CJ Wehlage recently joined Kinaxis as vice president, high tech solutions. Wehlage joins a senior team of technical and industry experts that are a highly-leveraged resource for the company’s most critical initiatives across the sales, marketing and client services organizations.
Wehlage brings over 20 years of industry experience both as a supply chain practitioner and an industry research analyst. We asked CJ how his first month with Kinaxis was going. Here’s what he shared:
Last week I met up with an old friend, a supply chain executive in the Valley and we caught up on the last 20 years. I shared my journey with several large companies: Apple, EMC, Bose, AMR Research, Sony and now Kinaxis. As we were chatting he asked, “what’s been the coolest place to work?”
I thought a good bit about it. Was it the Friday afternoon beer-bashes at Apple? Was it the walks over to Dunkin for coffee with the AMR analysts and talking best-in-class supply chain research? After some thought, I told him the coolest place was where I learned something every day, where the environment is not only open to learning new concepts, but also executes them. That’s the definition of innovation (…The free products & company logo shirts were pretty cool too…).

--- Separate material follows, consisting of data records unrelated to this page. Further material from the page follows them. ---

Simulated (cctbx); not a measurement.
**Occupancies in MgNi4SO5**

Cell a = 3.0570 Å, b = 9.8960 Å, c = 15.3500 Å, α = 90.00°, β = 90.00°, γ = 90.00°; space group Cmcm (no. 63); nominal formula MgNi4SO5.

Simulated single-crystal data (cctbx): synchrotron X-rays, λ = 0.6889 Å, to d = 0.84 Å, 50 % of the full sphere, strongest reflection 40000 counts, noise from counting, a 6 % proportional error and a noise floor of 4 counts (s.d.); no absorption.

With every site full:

That’s the reason I joined Kinaxis. The product is innovative, implemented, and delivering on the promised benefits.
In these past 30 days, I’ve watched > 20 videos of Kinaxis presentations, met with > 15 clients & analysts, and read > 30 case studies of Kinaxis success stories. The one theme that resonates is that customers love using Kinaxis. Why? Best answer I’ve received, “I’ve got a lot to deal with, and not a whole lot of time to solve it”.
A lot to deal with = complexity
Not a whole lot of time = speed
It reaffirms my belief in the equation: complexity is the inverse function of agility (or speed).
In my 23 years of supply chain business, a constant has always been “complexity”. I’ve seen, and probably can be blamed, for high tech supply chain outsourcing. China, Mexico, Eastern Europe, 3rd Party providers, Multi-Sourcing Suppliers, you name it, High Tech supply chain footprint is complex. Removing a SKU off the price book – never saw it in 23 years – product is complex. My favorite complexity story was at the AMR conference, Cisco’s Angel Mendez presentation:
“On its first night of continuous operations in 1973, Federal Express delivered 186 packages to 25 US cities…”
Pause… plays some Enya “Orinoco Flow” music.
“FedEx delivered 9 million packages to 220 countries …last night.”
To put it bluntly, speed cures the ills of complexity. Don’t like your monthly S&OP cadence? Try doing S&OP weekly, at the SKU level – Samsung does… and their market share results show why.
Why is speed so important? For obvious reasons, speed enables better margins & profits, improves cash flow, lowers COGS, and addresses quality issues faster, better cost-to-serve and a greater shot at improved market share. Case in point: one very complex situation that most supply chain’s run into is EOQ (End of Quarter) or the fun term: Hockey Stick effect. Speed can make or break the EOQ profit. At EMC, we’d get 40% of the quarter’s orders in the last week (or some would say, the last day). We would need to align various sales geographies, factory & distribution personnel, finance, and supply chain around the single goal of most profitable orders. The traditional thinking of improving speed of transactions between systems was usurped by improving speed of knowledge between people. The end benefit was amidst all the EOQ complexity and limited time, everyone was focused on just the most profitable orders. Inventory movement was optimized, premium freight was minimized, and overall COGS was controlled. We even got a side benefit where inventory was prepped for the next quarter – and commits (on time delivery) were maintained.
The other reason, one which is not so obvious, is that speed enables innovation. I love asking supply chain executives how they innovate their supply chain. Here’s how the conversation typically plays out:
Q. “How do you innovate your supply chain?”
A. “We simulate new strategies and supply chain models, and test them against business outcomes”
Q. “When and how often does your team do this?”
A. “Well, after we complete the plan, share it with Sales & Marketing, align it with Finance, finalize it with our suppliers, communicate it out to our customers, expedite critical orders, resolve inventory stock outs, adjust the BOM’s impacted by ECO’s, and true up the NPI/E&O plans, we then have the time to focus on innovation.”
I’ve seen so many supply chains get caught in the cycle of managing the day to day complexity. Speed, applied the right way, doesn’t get rid of complexity. Rather, it allows your organization to rise above complexity, and have the time to ask what if questions, and execute what if scenarios. When you get to this stage, your supply chain will be “not only learning new concepts, but also executing them”.